Interesting stuff on "zim as a site generator" Broadly, I get what
people are saying about the "intent" of jekyll, but as a bit of an
old-timer, I'm inclined to go with what I like, especially having seen
many intended projects underperform "unintended" ones -- Wordpress may
be the perfect example of that, probably one of the best CMS' that did
not start out as one.
Anyway, to my crazy idea: I'm the creator of the eight-five-zero remix
html template and I'm about to try to create a comment system compatible
with and created in zim as a template, in php, designed for
ultra-simplicity. As in:
Flat file, no sql, single page with comments stored in an "adjacent"
text file and "included" or otherwise parsed by php into the page.
Similar to (and perhaps based on) the below project.
https://github.com/rosslagerwall/simplecommentsystem
Only additional thing I can see doing is a simple captcha as well.
Interested in thoughts (especially if anyone has tried or thought of
anything like this --mostly within the bounds of what I've described,
I've considered MANY more complex alternatives but I want to see if this
can be done simply, within zim.
John
On 9/6/19 4:22 PM, Marko Mahnič wrote:
I have created a plugin for Zim that enables a more advanced site
generation. The plugin prepares Markdown pages with attributes and
calls Pandoc to generate an HTML site from Markdown. The pages have
YAML attributes that guide the transformation. Each page can be
generated with its own template. The plugin has support for news-like
pages with automatic index generation.
The plugin is available at
https://github.com/mmahnic/zim-plugin-siteexporter .

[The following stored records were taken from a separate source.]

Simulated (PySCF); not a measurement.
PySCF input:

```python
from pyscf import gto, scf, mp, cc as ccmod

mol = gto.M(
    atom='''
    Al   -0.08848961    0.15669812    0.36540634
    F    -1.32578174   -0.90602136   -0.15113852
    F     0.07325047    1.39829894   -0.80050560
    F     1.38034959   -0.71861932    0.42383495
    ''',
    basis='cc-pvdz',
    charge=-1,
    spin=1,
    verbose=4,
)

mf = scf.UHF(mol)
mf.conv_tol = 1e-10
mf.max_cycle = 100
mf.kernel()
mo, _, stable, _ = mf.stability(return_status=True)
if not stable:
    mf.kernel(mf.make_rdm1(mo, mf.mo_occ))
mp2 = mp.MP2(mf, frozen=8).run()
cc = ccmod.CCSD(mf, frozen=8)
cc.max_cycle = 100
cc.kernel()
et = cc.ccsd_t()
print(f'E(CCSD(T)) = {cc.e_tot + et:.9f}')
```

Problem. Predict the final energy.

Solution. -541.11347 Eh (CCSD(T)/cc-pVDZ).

The documentation for the plugin generated by the plugin is at
https://mmahnic.github.io/zim-siteexporter-doc/
The plugin was only tested with Zim 0.68; I didn't have time to test
it with newer versions.
Since Pandoc is used for final generation, I guess the plugin could be
adapted to prepare other types of documents, not only HTML sites.
Marko
On 5. 09. 19 14:02, Guilherme Lino wrote:
Agreed. I would say Zim and Jekyll have different objectives.
Zim:
Mostly content for *private *consumption
Quick note taking and format
Still can be exported to html, pdf, markdown
Can publish a basic website
Simple layout
WYSIWYG
Best, quick and practical, note taking app I have tested
Can be improved on TODOs management
Jekyll:
Mostlycontent for *public *consumption
Generate website from markdown
Very customizable, with a themes
Not WYSIWYG, so you probably should use a markdown editor
Bigger community, more extensions and integrations
Others I had a look:
Website generators
https://jekyllrb.com/
https://gohugo.io/
Desktop - Private/draft note applications
https://www.giuspen.com/cherrytree/
https://www.mindforger.com/
https://tamlok.github.io/vnote/en_us
https://joplinapp.org/
http://treeline.bellz.org/index.html (object templates)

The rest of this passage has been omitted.